And 7½ does indeed capture these things – it is full of lavish and finely detailed descriptions of landscapes, the ocean and the inlet that surround the coastal town where the narrator is staying, sweeping changes in the weather, animals and birds, as well as the small human interactions he witnesses while walking in the town, and the people he watches in passing. Bodies are of particular importance, with the narration often lingering on details of their forms – and paying close attention to the sensations and operations of the body, walking and swimming and lying in the sun, and eating, showering, urination. Tsiolkas’s interest here is in what he describes as “the essential relationship” between the sensual and creativity and the “wondrous alchemy” they work on each other; as well as on the erotic, where “everything begins”. And this ever-present physicality, this sense of liveliness in and alertness to the world is the biggest pleasure of the book – it is sumptuous and evocative, and, indeed, beautiful – a celebration.

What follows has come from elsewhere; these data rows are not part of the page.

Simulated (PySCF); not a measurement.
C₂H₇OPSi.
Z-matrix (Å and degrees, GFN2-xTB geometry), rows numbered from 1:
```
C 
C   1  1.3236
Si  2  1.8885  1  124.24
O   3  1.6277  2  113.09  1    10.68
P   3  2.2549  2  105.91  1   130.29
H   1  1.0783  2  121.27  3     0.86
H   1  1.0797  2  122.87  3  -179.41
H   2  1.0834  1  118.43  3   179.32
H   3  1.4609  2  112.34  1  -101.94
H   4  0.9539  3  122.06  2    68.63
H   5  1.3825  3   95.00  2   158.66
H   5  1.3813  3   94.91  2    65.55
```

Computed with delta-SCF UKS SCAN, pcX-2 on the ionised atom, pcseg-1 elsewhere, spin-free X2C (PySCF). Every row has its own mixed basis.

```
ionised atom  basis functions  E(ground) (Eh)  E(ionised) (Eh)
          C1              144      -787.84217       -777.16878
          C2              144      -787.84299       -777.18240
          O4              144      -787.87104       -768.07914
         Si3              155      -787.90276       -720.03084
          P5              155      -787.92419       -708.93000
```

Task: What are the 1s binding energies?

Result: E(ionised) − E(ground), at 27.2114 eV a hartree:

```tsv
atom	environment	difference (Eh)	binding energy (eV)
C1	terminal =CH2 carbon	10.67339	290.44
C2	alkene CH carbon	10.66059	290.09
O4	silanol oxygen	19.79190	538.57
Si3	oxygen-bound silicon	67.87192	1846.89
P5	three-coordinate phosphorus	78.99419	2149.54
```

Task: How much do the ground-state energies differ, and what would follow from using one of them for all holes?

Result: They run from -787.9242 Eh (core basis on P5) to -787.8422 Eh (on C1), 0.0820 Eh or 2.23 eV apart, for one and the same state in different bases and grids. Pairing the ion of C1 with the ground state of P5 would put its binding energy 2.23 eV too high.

But this beauty is positioned strangely within the novel, especially as its multiple layers of narrative and artifice accrue. The narrator’s book about beauty is one that he sees as standing separate from those big issues, from everything happening in the world that he says “should concern” him – and by extension, from contemporary novels as a whole, which are “arrogant”, “naive” and full of “moralism” at the expense of imagination. When the narrator visits a friend in a nearby town, she takes him to task for the renunciation she sees in these ideas: “We have grown old,” she says, “And you have grown soft.” It’s a clever move, dramatising this argument and these two aesthetic positions, in no small part because it allows Tsiolkas to consciously indicate his awareness of the political implications of his project. But it also feels disingenuous – because any opposition to the narrator’s repeated assertion that it is too much “priggish and scolding” focus on the political that has so enfeebled contemporary fiction inevitably reads itself as priggish and scolding, and proof of Tsiolkas’s point.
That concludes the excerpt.